Product Research: The Building Blocks of a User-Centered Solution
Product research is a foundational step in building user-centric products. It allows you to understand customer needs, preferences, and market trends, informing the development of successful solutions to user problems. Read on for the ultimate guide to product research, including methods, processes, and best practices—plus our favorite tips from the industry’s leading experts.
Product research 101: Definition, methods, and best practices
You may only build new products once, but you iterate on them continuously. The ongoing evolution of a product’s user experience (UX), informed by user insights, is pivotal to staying ahead of competitors and giving your users exactly what they need. In chapter one of this guide, we’ll explore what product research is, give an overview of key methods (and when to use them), plus best practices to follow.
What is product research?
Product research is any research you conduct to better inform your product and understand your user and market. Unlike user research, product research goes beyond evaluating the user experience and includes market analysis, pricing, feature prioritization, and assessing business viability.
Product research is a broader term than UX research—you can conduct research on the user, the interaction, the market, or your business strategy.
Matthieu Dixte, Product Researcher at Maze
It helps you understand the world you are bringing your product into, and what your users expect to do with a product like yours—so you can use their insights to influence development and design decisions.

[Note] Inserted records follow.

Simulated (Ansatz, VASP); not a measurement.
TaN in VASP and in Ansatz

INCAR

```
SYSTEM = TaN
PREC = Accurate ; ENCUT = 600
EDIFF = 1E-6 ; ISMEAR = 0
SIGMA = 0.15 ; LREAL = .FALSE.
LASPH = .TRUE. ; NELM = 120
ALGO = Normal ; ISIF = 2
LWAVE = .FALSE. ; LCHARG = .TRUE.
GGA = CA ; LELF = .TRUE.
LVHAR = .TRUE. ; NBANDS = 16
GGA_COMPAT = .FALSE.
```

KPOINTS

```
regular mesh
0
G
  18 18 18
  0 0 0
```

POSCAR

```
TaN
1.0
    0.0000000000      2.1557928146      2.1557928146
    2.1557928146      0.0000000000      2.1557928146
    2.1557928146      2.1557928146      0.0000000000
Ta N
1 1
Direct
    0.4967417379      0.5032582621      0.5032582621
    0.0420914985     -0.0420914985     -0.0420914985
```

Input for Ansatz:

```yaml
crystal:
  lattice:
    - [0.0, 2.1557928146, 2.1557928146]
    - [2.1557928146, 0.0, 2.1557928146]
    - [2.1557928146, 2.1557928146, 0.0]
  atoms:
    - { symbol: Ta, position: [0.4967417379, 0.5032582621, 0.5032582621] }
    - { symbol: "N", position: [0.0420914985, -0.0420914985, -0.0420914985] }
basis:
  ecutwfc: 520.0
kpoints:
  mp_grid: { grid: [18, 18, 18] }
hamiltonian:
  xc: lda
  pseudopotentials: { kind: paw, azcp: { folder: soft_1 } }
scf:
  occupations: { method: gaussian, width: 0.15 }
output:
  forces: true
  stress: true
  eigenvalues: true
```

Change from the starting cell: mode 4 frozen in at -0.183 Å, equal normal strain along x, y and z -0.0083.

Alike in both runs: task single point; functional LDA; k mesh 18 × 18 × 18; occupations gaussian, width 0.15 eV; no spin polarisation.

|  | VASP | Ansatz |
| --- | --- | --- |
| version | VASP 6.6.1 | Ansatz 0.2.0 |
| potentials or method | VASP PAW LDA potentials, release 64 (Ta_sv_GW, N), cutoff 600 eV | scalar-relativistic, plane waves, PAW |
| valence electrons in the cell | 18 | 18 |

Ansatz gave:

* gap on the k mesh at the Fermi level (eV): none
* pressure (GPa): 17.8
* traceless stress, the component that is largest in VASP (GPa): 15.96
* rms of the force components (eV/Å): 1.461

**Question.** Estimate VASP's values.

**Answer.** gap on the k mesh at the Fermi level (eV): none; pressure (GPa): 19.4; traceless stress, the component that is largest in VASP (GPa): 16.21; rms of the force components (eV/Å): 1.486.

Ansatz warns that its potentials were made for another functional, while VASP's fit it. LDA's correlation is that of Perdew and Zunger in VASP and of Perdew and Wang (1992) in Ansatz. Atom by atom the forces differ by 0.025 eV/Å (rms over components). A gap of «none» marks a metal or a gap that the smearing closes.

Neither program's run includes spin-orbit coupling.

Other research terms you might come across
Ultimately, all research falls under the 'product research' banner if it influences the final product. For some product teams, ‘user research’ and ‘product research’ may be interchangeable. But there are some subtle differences between various research terms that it can be helpful to know. Here are the distinctions between key terms you might hear, explained by Maze's Product Researcher, Matthieu Dixte:
- Market research: Discover who is leading the market, who your direct and indirect competitors are, and what similar products are available to your users at what price
- User research: Understand the user, including their needs, pain points, likes and dislikes, and characteristics—both as a consumer and user of your product
- User experience (UX) research: Learn how your user perceives and interacts with your product—where they click, which paths they follow, and where they search for information on-page
- Product discovery: Uncover what your users’ needs and problems are, validate ideas for potential solutions before development, and apply user insights to your product strategy
- Continuous product discovery: Adapt the mindset of an ever-evolving product and user; conduct research continuously throughout the product lifecycle and ensure all decisions are informed by user insights
For example, let’s say you’re thinking of developing and launching a note-taking app for teenagers. You’d need to conduct market research to see if there are any similar products in high demand to gauge if your tool is something customers want. In parallel, you should run user research to discover who your user persona would be and what their pain points are.
You also have to do product discovery to identify the best way to build and design your potential product to make it appealing for teens. And, if you want to know how your users will feel about your product compared to other options, you need product research.
Lastly, run UX research tests on your mobile and web app to gather feedback, and improve the experience. You should continue to talk with users regularly after launch by adopting a continuous product discovery mindset (and ensure you’re always updating and offering the right product).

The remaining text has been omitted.